Spent time over the past few days watching all of the 2006 Tour again, which really was an amazing race. For Kloden it was so close! For starters I think he was still battling to find his best form in the first half of the race due to a lack of riding as a result to his broken collarbone in around March/April that season. So with a better preparation in might have done 1-2 minutes better combined in the first ITT/Pyrenees.
The Alps were incredible! T-Mobile's tactics were perfect for the first two days and set Kloden up to potentially win the race, but he didn't have a great third day on the climbs, though still fought on dilligently (even ended up outclimbing guys like Evans and Menchov on the Ju-Plaix when people just think and say that he cracked). Most of the race ended up centreing around 2 stages. The Oscar Perrero gain of half an hour on the flat and the Landis gain of many minutes into Morzine. Quite simply either T-Mobile or any other team with a contender should have taken a little responsibility on that flat stage; even just shave three minutes off that breakaway and Oscar is a non factor (although he was horrible in the Pyrenees, he had been 10th before twice in the Tour, so was no mug). Morzine was more complicated. The key was the Columbierre. Caisse-depane had been forced to make the pace, and their power ran out. The peleton was crawling up that climb and Flloyd's lead ballooned from 4:30 to 8 minutes. That was the climb where other teams should have come to the front, even though they didn't know that Landis was going to be so strong on the Ju-Plaix.

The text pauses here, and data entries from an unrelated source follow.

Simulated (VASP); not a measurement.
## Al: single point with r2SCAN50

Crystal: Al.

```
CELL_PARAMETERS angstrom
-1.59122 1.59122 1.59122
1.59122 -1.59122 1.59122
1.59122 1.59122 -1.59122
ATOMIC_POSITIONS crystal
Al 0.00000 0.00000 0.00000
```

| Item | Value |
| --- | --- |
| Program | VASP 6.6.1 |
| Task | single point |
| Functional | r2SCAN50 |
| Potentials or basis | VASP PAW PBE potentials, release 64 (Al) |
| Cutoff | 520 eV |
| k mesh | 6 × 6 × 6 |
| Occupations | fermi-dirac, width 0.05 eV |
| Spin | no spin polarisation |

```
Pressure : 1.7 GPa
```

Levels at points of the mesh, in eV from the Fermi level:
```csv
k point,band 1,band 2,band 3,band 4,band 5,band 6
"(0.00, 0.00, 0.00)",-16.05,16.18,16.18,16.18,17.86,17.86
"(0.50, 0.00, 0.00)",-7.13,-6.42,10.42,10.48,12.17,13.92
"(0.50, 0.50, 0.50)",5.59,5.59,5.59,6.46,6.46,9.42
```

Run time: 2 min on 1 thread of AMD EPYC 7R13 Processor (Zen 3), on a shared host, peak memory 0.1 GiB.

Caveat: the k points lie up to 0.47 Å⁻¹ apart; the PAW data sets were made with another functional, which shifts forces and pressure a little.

T-Mobile had problems though. Kloden wasn't on a great day, and also on that climb there strong man on the flats, Ghonchar, was yo-yoing off the back. If they had ridden harder then, than Sergei would not have been around to assist the chase later on the flat, when he and CSC's Voight rode hard to bring a nine minute deficit back to about 6:15 at the beginning of the final climb. If they had rode the Collumbierre harder than Voight and Ghonchar might not have been able to help on the run in to the final climb, and as such they might have reduced the deficit by a minute less there. Still, they could have reduced Landis' advantage that he gained by at least two minutes on the Columbierre I am pretty sure. But would that have made Kloden weaker on the final climb and have him genuinely crack? In which case Carlos Sastre (even with a poor final ITT) probably would have won that Tour.
It was such a great tactical race to watch!